Create a copy of the ModuleConfig instance.

get_config()

Get complete config with parsed input files.

get_datasets()

Get config for datasets that use the module.

get_defaults([module_name])

Get defaults for module.

get_for_dataset(dataset, query[, default, warn])

Get any key from the config via query

get_from_parameters(query_dict, ...)

Retrieve a specific parameter from the parameters DataFrame.

get_input_file(dataset, file_id, **kwargs)

Retrieve a specific input file for a dataset.

get_input_file_wildcards()

Retrieve input file wildcards for the module.

get_input_files()

Retrieve all input files for the module.

get_input_files_per_dataset(dataset)

Retrieve input files for a specific dataset.
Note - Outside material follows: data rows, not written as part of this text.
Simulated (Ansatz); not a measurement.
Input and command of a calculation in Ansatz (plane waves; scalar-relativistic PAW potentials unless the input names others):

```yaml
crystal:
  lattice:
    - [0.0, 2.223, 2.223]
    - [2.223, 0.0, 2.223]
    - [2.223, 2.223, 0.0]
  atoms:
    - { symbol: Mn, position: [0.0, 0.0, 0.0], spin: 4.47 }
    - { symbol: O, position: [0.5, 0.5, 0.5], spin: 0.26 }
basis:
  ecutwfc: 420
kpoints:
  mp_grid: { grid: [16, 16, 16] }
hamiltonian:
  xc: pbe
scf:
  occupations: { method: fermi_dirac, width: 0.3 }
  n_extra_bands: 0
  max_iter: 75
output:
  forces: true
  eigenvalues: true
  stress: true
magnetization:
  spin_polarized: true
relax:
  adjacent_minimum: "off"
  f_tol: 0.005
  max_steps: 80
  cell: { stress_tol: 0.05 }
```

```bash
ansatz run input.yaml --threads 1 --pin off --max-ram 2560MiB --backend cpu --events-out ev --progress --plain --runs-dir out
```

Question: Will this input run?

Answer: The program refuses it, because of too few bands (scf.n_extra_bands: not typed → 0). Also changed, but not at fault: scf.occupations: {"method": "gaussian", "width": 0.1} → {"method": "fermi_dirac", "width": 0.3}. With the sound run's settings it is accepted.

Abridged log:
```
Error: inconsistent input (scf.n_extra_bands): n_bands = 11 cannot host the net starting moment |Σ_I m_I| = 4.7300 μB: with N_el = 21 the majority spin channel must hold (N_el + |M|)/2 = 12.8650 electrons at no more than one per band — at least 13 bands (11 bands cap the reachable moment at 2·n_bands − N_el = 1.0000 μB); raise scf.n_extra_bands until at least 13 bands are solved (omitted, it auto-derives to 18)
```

get_output_files([pattern, extra_wildcards, ...])

Get output file based on wildcards

get_parameters()

Retrieve the parameters DataFrame for the module.

get_paramspace(**kwargs)

Retrieve the parameter space for the module.

get_profile(wildcards)

Get the resource profile for the given wildcards.

get_resource(resource_key[, profile, ...])

Retrieve resource information from config['resources']

get_wildcard_names()

Retrieve wildcard names for the module.

get_wildcards(**kwargs)

Retrieve wildcard instances as dictionary

set_datasets([warn])

Set dataset configs

set_default_target([default_target, warn])

Set the default target for the module.

set_defaults([warn])

Set default entries for the module in the config.

set_defaults_per_dataset(dataset[, warn])

Set default entries for a specific dataset in the config.

update_inputs(dataset, input_files)

Update input files for a specific dataset.

update_parameters([wildcards_df, ...])

Update parameters and all dependent attributes

write_output_files()

Write output files mapping to a TSV file in the output directory.

Methods#

ModuleConfig.copy()#

Create a copy of the ModuleConfig instance.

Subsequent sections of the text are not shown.